Extraction Prompt Template

For each document x column, use this reasoning structure:

  1. Read the document text carefully
  2. Locate text relevant to the extraction prompt
  3. Extract the value, noting its exact location
  4. Assess confidence based on clarity of the source text

Per-Cell Output Structure

For each extraction, produce a JSON object:

{
  "value": "<extracted value, typed appropriately>",
  "confidence": "high | medium | low",
  "supporting_quote": "<exact text from the document that supports this value>",
  "reasoning": "<1-2 sentences explaining why this value was chosen>"
}

Confidence Levels

  • high: Value is explicitly stated, unambiguous, directly answers the prompt
  • medium: Value is implied or requires minor inference, or multiple possible values exist
  • low: Value is uncertain, requires significant inference, or the document may not contain the answer

Type Handling

Column Type Value Format Example
text Plain string "Acme Corporation"
number Numeric value (no currency symbols) 500000
date ISO 8601 format (YYYY-MM-DD) "2024-01-15"
boolean true or false true
list JSON array of strings ["item1", "item2"]

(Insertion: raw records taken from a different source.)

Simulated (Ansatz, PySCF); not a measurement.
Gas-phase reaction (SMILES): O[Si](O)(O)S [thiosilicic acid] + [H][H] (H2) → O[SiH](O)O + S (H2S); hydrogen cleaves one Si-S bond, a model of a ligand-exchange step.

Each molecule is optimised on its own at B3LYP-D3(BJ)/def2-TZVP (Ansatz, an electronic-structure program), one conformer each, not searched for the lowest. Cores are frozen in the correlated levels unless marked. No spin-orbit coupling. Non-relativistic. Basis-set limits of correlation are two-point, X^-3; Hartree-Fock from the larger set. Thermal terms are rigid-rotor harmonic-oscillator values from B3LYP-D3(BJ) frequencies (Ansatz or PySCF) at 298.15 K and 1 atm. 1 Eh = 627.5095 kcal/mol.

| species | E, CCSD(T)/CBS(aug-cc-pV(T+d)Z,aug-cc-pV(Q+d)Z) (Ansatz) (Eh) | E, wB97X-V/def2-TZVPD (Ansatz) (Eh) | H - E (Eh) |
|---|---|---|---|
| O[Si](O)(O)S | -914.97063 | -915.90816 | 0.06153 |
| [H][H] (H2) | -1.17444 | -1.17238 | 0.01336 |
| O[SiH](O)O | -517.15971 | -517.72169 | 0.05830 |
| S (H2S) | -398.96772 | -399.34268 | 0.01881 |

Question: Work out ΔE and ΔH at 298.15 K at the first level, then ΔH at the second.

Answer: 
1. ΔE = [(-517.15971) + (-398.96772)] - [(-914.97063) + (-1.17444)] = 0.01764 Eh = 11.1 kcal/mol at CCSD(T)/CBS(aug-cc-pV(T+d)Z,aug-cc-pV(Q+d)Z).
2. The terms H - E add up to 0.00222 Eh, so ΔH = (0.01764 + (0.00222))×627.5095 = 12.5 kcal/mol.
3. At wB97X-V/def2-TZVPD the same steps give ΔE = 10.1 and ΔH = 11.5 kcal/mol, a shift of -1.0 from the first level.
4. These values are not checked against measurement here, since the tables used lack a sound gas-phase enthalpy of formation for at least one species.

When a Value Cannot Be Found

If the document does not contain information for a column:

  • Set value to null
  • Set confidence to "low"
  • Set supporting_quote to ""
  • Set reasoning to explain why the value could not be found

Full Output JSON Schema

{
  "extraction": {
    "created": "ISO 8601 timestamp",
    "source_directory": "/absolute/path/to/docs",
    "documents_processed": 0,
    "documents_skipped": [],
    "columns": [
      {
        "name": "Column Name",
        "type": "text|number|date|boolean|list",
        "prompt": "The extraction prompt used"
      }
    ],
    "results": [
      {
        "document": "filename.pdf",
        "fields": {
          "Column Name": {
            "value": "extracted value",
            "confidence": "high|medium|low",
            "supporting_quote": "exact text from document",
            "reasoning": "explanation"
          }
        }
      }
    ]
  }
}

Markdown Table Format

Display results as a pipe-delimited markdown table. Append (?) to low-confidence values. Truncate cell values longer than 60 characters with ....

Example:

| Document | Party Name | Date | Amount |
|----------|-----------|------|--------|
| contract1.pdf | Acme Corp | 2024-01-15 | 500000 |
| contract2.pdf | Beta LLC(?) | 2024-03-22 | 1200000 |